Freekeh

Green
The fields are “green” for the harvest.

A couple of days ago, on the eve of Rosh Hashanah (Feast of Trumpets), we had our first rainfall of the season, and both of us were giddy with excitement as the rain came down. It wasn’t a whole lot of precipitation, but enough to give the air that wonderful “it just started raining” smell. Summers are long here, so we weren’t the only ones celebrating the earliest taste of what we hope will be a very wet winter, one which might bring an end to the drought which Israel has endured for the past five years.

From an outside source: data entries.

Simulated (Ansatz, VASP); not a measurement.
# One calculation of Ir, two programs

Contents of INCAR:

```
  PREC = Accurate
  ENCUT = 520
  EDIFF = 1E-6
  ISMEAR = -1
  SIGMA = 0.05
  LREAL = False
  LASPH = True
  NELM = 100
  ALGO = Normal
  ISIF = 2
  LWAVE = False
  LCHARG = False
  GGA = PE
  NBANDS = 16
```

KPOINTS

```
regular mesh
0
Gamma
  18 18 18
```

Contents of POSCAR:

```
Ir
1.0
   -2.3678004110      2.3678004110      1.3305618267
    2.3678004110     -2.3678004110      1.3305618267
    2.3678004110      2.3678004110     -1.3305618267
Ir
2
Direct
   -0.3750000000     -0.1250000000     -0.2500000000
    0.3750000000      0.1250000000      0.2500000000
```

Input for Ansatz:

In Israel, there are three types of rain: early rains, regular winter rains and latter rains. The first early-rain normally happens near the time of Sukkot (Feast of Tabernacles), which follows two weeks after Rosh Hashanah; the latter rains usually end by April. So typically from the month of April until the month of October, we don’t see a drop of rain. Everyone we know here was surprised at how early the first downpours happened, especially because this year the High Holy Days (Feast of Trumpets, Yom Kippur/Day of Atonement and Feast of Tabernacles) are occurring very early, starting in early September and finishing even before the month of October begins. So, we’re nearly four weeks early! It’s like an invited guest appearing at your front door four hours early—you’re glad to see them, but a good bit surprised that they are already at your door.

The early rain—and the surprise which everyone expressed at the unexpected showers—reminds me of a superfood called “freekeh.” This is green, not-quite-ripe wheat that is harvested before the fields turn “white for harvest.” Of course, only in places like America is it considered a “superfood,” which is just a marketing ploy that suppliers use to charge you a small fortune to include this grain in your diet. Here in Israel and throughout the Levant—where freekeh has been harvested and eaten for about 2,500 years—it’s just considered “food.” It is surprisingly tasty—as long as it’s prepared properly.

(Actually, it makes me wonder if that wasn’t what Luke was describing when the disciples got called out by the Pharisees for walking through a wheat field on Shabbat, picking heads of grain, rubbing them in their hands and eating the kernels. The word “freekeh” does come from the verb “to rub together…”)

We are all familiar with Jesus’ famous quote, ”Do you not say, ‘There are yet four months, then comes the harvest’? Look, I tell you, lift up your eyes, and see that the fields are white for harvest.” I’ve always had the notion that he was saying that all of the crop was already ripe, i.e. that all peoples and nations are ready to receive the gospel of the kingdom. But recently, I wonder if that understanding might not be correct. Maybe Jesus was telling his disciples that there were portions of the crop that were already ready to be harvested, if they only had eyes to see. It was as if Jesus was telling his future church-leaders-in-training to go ahead and harvest the part of the crop that was ready—the “freekeh,” so to speak.

Since that time, the church has been laboring in plots of land around the world. Some of those fields have had good soil, and so they have been producing bumper crops year after year. Other fields have been sown over the centuries, but the ground has been mostly paths, rocks and thorns. Many fields have been so remote that they couldn’t be sown easily. These last two examples are the places where—in the past—the workers have been few. But now most of the Christian missions world is focusing its attention in these areas.

We’ve been harvesting the freekeh, because we’ve only experienced the early rains so far. But the drought will soon be coming to a close and the latter rains will soon come—if in fact they are not already “appearing at our front door.”

Are we ready to gather in a harvest when the latter rains begin?

“After this I looked, and behold, a great multitude that no one could number, from every nation, from all tribes and peoples and languages, standing before the throne and before the Lamb…” Revelation 7:9

One thought on “Freekeh”

  1. I just talked with your dad and mom tonight at a PCS Celebration Dinner. He, Gale and I grew up together at Highland Church. They told me about your blog. I just read this installment. It’s great! Very insightful!